Transparency is a major goal of two Department of Labor initiatives which will affect most retirement plans, particularly the roughly 500,000 participant-directed defined contribution plans, such as 401(k) plans, in America today. Both initiatives came to fruition this summer.
The first initiative requires most service providers of retirement plans (whether or not participant-directed) to disclose their services and fees, including those paid by third-parties, such as other providers or investment houses. The requirement to disclose indirect compensation includes the requirement to reveal who is paying the compensation and why. Some providers must also disclose information relating to some or all of the plan’s investments.
The rules potentially affect record keepers, brokers, advisors, third-party administrators, accountants, consultants, fiduciaries, and other professionals who serve the plans. The first disclosures were due by July 1, 2012, and must now be made before entering into, extending, or renewing an arrangement with the plan.
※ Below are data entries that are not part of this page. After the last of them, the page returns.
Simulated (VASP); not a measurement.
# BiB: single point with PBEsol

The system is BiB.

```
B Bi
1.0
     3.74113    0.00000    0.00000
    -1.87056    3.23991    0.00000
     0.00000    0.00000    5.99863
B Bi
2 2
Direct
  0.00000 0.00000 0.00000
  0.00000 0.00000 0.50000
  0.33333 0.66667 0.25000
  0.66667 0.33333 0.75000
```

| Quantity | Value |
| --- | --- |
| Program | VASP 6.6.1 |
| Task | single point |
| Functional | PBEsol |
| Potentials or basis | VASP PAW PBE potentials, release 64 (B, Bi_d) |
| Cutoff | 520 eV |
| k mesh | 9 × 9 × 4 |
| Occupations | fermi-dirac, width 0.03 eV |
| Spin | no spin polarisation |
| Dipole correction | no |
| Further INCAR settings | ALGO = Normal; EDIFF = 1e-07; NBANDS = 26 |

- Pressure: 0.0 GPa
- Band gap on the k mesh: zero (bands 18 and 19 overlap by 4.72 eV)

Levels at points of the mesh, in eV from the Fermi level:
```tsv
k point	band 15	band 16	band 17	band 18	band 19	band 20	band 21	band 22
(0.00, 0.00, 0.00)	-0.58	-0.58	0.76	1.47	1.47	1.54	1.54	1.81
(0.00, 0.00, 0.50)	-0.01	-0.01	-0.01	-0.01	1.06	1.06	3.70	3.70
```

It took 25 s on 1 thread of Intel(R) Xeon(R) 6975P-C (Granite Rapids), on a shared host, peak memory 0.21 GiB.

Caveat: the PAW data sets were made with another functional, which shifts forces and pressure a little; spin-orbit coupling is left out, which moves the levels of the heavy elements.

These disclosures go to the fiduciaries that are running the plan, such as the plan administrator, who have the power to hire, fire, and negotiate compensation with the service provider. The hope is that this transparency will let the fiduciary be a better shopper, and better understand the conflicts of interest inherent in certain service relationships. The fiduciaries can be held accountable for analyzing and understanding this information, and using it to reduce plan expenses and prudently select providers and investments.
The plan administrator has an additional duty to use this information, and this brings us to the second initiative. The administrator of a participant-directed plan is now required to assemble a series of disclosures to participants and beneficiaries. These new disclosures will explain the investment options available to participants, and provide basic information in the form of a comparative chart. The administrator must also explain plan expenses that may be allocated to participant accounts, as well as participant’s duties, opportunities, and options in managing the investments in their account.
The hope is that this level of transparency will make the participants smarter investors, or at least help them understand how their choices can affect their ultimate retirement savings. For most plans, the first participant disclosures were due August 30, 2012, and must be provided at least annually thereafter. Quarterly, the plan must disclose the expenses which were actually allocated to participant accounts.
The new rules have spawned many questions, as those involved try to adjust their workflow and networks to address them. In some cases, the answers have generated more questions. There are proposals to further change the rules, and more proposals are likely in the future. But the Department of Labor is pressing forward with the existing deadlines, convinced that participants are losing money without convenient access to this information.
Will the data flow these initiatives mandate ultimately prove helpful, or simply add to plan costs and paperwork without corresponding benefits? This will depend heavily on how fiduciaries and participants use the resources that will now be available to them.